Monday, July 19, 2010

A Film Fanatic's Dream, A Penny Pincher's Nightmare

With all due respects to a certain reader or two of this blog, I am grateful to have plenty of options for finding books and DVDs, both new and used, from independent resources and flea markets in Los Angeles that limit the amount of times I step into a Barnes and Noble to those few instances when I have a gift card to spend or to idly reading magazines whilst waiting for movies to start or friends to arrive. But the big book conglomerate's online store does annually offer one exciting promotion, and not coincidentally it's going on right as we speak: The 50% off all Criterion Collection DVD and Blu-Rays.

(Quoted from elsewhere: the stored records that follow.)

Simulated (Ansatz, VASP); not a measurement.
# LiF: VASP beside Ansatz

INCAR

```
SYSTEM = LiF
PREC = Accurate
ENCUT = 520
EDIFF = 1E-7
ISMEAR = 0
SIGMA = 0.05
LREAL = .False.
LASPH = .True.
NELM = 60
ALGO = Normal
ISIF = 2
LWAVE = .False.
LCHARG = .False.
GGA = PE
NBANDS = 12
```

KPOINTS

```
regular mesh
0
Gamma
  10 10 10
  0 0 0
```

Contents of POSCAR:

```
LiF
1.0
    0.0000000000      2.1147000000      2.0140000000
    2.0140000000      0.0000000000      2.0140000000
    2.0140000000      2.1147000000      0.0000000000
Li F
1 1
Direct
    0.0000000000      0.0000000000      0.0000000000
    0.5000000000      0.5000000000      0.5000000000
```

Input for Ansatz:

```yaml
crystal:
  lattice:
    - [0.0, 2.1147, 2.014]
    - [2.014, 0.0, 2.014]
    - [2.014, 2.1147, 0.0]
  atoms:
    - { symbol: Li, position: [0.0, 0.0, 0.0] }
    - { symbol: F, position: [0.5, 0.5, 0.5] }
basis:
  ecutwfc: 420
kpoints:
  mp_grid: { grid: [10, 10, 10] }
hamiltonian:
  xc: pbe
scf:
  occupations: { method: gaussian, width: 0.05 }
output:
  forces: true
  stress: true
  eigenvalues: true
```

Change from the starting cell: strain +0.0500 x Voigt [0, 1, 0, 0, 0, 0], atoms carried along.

Personally, I have used this sale to upgrade my Days of Heaven and Chungking Express DVDs to Blu-Ray, as well as picking up the Blus of Paris, Texas, Stagecoach and Repulsion. And as far as DVDs, I purchased the Eclipse Box Set: Nikkatsu Noir, and while it's come up, I would heartily recommend fans of Japanese films, Film noir fanatics and/or crime fiction aficionados to if not out right purchase this box set, at least sample the titles via Netflix. So far I've rented three of the five titles (I Am Waiting, Take Aim at the Police Van and A Colt is My Passport) and have been impressed with the expressive style and content of all three (the other two titles which I have not yet seen are the vividly titled Rusty Knife and Cruel Gun Story). My favorite thus far is Takashi Nomura's A Colt is My Passport (1967), which is a film noir appropriation of the Akira Kurosawa samurai films and the Sergio Leone's spaghetti westerns. Stoned face Jo Shishido's performance may owe a debt to Toshiro Mifune and Clint Eastwood, but he holds his own and belongs as their equal as a whip smart gangster who is pitted in between two rival gangs, the one who's leader he assassinated and the one who hired him and want to cover their involvement after a peace treaty is reached. Harumi Ibe's score borrows from some of Ennio Morricone's cues, but adds a distinctive Japanese bent.

And in further Criterion news, it's been announced that the future holds some notable releases including Crumb, Merry Christmas Mr. Lawrence, The Thin Red Line, The Magician, Paths of Glory, The Darjeeling Limited, Something Wild, and the reportedly insanely awesome, House. Those titles are not yet available for purchase via Barnes and Noble's sale, so start saving your money for next year.

4 comments:

Wesley said...

Isn't half off at Barnes & Noble like regular price everywhere else?

Mummbles said...

Having worked at said store for nine years, every once in a while they would have a sale that was actually better then some place like Best Buy or Tower. Seeing as how Tower is now out of business thats not saying much. I do like browsing the store as well, plenty to look at and buy. But since they do not value service only money I rarely buy from the store anymore unless I have a gift card. Glad you were able to find a good deal, but like the previous comment said it is rare to get a good deal at said store.

Colonel Mortimer said...

I figured you two would chime in, I was trying to be polite about B & N since I knew you both worked there.

This is a rare but really great deal since Criterion Collection is the most expensive DVD and Blu-Ray distributor (due to their independence and quality standards). I am not a big box store guy at all, and I don't care for Best Buy either, and think it's worse than B & N in some aspects.

Michael said...

Sounds like a good deal. I wish I had some extra cash to spend on Blu-rays. For the record, I, too, don't like the big-box stores either, but I do prefer B&N to Best Buy any day.